Rutgers professor moving to Europe after death threats over antifa accusations

Rutgers University professor Mark Bray said he’s moving to Europe after he received death threats following an online petition calling for him to be fired.

The threats ramped up last week when the school’s chapter of Turning Point USA started a petition to remove Bray, the author of bestseller “Antifa: The Anti-Fascist Handbook,” for what they claimed was endangering conservative students on campus.

The group, in its petition, accused Bray of “referr[ing] to mainstream conservative figures such as Bill O’Reilly as fascist while he calls for militant actions to be taken against these individuals.”
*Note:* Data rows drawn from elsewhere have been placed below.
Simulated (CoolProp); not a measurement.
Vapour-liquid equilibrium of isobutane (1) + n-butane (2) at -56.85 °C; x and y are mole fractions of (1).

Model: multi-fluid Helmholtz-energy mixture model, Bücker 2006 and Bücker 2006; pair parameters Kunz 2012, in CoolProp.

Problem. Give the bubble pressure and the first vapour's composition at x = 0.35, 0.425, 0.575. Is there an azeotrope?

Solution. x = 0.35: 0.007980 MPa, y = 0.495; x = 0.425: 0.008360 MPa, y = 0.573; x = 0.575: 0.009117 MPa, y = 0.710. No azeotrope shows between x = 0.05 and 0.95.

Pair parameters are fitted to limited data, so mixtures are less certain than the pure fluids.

Megyn Doyle, the group’s treasurer and petition writer, told Fox News Digital that Bray “puts conservative students at risk for Antifa to come in.”

“You have a teacher that so often promotes political violence, especially in his book ‘Antifa: The Anti-Fascist Handbook,’ which talks about militant fascism, which is on term with political violence,” Doyle said.

Doyle’s petition, which described Bray as “a prominent leader of the Antifa movement on campus,” had over 900 signatures as of Tuesday evening.

Following the petition, Bray wrote in an email to his students that the subsequent fallout led to death threats, including at least one on his home address.

“This weekend, shortly after some negative media and social media attention (some of which, ironically enough, accused me of being a ‘terrorist’), I received another death threat,” the historian and assistant professor wrote, according to the email shared online by one of his students.

Bray told his students that he and his family no longer feel safe in their home, so they’d be “moving for the year to Europe.” He said he would continue to record lectures for students to watch online.

“The University is aware of the Change.org petition regarding Professor Mark Bray and Dr. Bray’s message to his students,” said Patti Zielinski, a spokesperson for Rutgers, in a statement. “We are gathering more information about this evolving situation.”

According to Bray, he first began receiving threats in late September after the Department of Homeland Security released a statement claiming to have arrested “dozens” of “Antifa-aligned left-wing violent extremists” who had “murdered innocent civilians throughout the United States,” which Bray said is false.

Days earlier, President Trump issued an executive order designating Antifa a domestic terrorist organization.

“To me, this is kind of a local version of this larger effort by the far right to try and really push liberal ideas out of society,” Bray told NorthJersey.com.

In response to the situation, Rutgers students started their own petition to oust Turning Point USA from the New Brunswick campus.

“The Rutgers chapter of Turning Point USA (TPUSA) has been continuously promoting hate speech and inciting violence against our community,” reads the petition, created on Sunday. “Alarmingly, a respected professor felt compelled to leave the country, fearing for the safety of their family due to threats and harassment cultivated by this group.”

“The activities of the TPUSA chapter are contrary to the educational principles we aim to uphold,” the petition continues. “They spread messages that breed division and intolerance, and these actions speak louder than any supposed academic freedom they claim to exercise.”

That petition had garnered more than 1,300 signatures as of Tuesday.

Turning Point USA is a conservative student organization that claims to promote free speech on college campuses. The organization was founded by Charlie Kirk, a Trump ally and podcaster who was shot to death during a campus visit in Utah on Sept. 10.

Bray is on TPUSA’s “Professor Watchlist,” which targets faculty who “advance leftist propaganda.”

Bray graduated from Wesleyan University in 2005, and earned his Ph.D. from Rutgers in 2016, according to his online biographies. His book covers the history of resistance to fascist movements, like the Nazis, up to the violent, deadly 2017 rally in Charlottesville, Va.